Given that this film is not endorsed by the writer’s
estate and did badly in cinemas I was still intrigued to see what take it took
on the formative years of one of the best known authors in the world. It is
easy to see why the movie didn’t take off as we live in a time where historical
characters are encouraged to speak with a modern tone and Tolkien resolutely and refreshingly stays in period. Its dialogue springs
from the screen but because it’s not talking about kejoree for breakfast or
something similarly Downtonesque it
means we have a movie which celebrates diversity of language and literature
which is always a hard sell. I’m not sure the means the filmmakers employed to
liven this up always works either though there are some very satisfying aspects to the movie.
However it is a while since I’ve enjoyed a film so much for it’s rich dialogue. Tolkien has studied many languages and invented his own (borrowed partly, he admits, from Finnish) so when orphaned and packed off to public school he soon finds three likewise artily inclined pupils with whom he bonds. Their Tea Club and Barrovian Society get togethers in a tea room are the source of enthusiastic writings and lively- sometimes heated- discussions. They banter and argue over the merits of writers and ideas with that confidence only young people can have that they will change the world. It is a perfectly written and acted depiction of friendship with shades of Dead Poets Society albeit for all forms of literature and artistic endeavour.
The film also scores highly in its portrayal of the romance between Tolkien and a fellow orphan Edith whose teenage courtship is as much about shared interests as it is romance. Nicholas Hoult and Lily Collins share an eager chemistry here but you can see the author’s bristling ideas taking shape as they grow closer- a scene underneath an opera house is especially good as mixing all these things into one. So as a human drama this film works really well enlivened by an excellent cast.

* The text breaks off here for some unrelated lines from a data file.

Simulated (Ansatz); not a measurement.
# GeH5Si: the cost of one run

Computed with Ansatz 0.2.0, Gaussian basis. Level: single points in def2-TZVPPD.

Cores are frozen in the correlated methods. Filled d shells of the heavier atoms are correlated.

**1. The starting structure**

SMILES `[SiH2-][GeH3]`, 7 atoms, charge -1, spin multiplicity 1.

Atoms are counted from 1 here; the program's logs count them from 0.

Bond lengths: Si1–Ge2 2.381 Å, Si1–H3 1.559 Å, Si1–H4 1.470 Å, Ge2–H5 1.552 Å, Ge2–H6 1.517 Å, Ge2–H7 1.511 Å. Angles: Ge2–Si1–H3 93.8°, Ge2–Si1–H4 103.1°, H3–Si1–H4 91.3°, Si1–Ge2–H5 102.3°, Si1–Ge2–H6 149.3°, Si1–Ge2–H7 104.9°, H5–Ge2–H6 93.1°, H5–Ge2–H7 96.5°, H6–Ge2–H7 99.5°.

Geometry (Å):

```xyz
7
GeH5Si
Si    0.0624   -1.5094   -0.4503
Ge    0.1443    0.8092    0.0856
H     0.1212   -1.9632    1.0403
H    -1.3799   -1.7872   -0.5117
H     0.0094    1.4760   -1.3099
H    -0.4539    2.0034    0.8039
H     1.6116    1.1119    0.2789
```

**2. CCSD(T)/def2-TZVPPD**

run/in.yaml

Where Tolkien stumbles is on two key counts. One is ignoring the fact that one of the biggest influences or the author’s work was religion but from this film you’d be hard pressed to see that it played any part in his life. This despite the fact that after his mother’s death, he and his brother and entrusted into the care of a priest. The latter seems only to be used by the narrative as a surrogate parent. Then there is the way the film choses to depict the first World War scenes, adding surrealistic forms to explosions, smoke clouds and even showing us reflections of knights on horseback in pools of blood soaked water. This detracts from the fact that the actual horror of trench warfare is already very powerfully rendered and as a result pulls our attention to the film maker rather than the narrative. I don’t believe either that anyone in real life would imagine such fantastical nightmares when real horror is all around them. It feels too forced, too obvious and given the groundwork earlier uneccessary, if visually striking, adornment. Ironically given the novels he wrote the film is at its best when it’s more down to earth.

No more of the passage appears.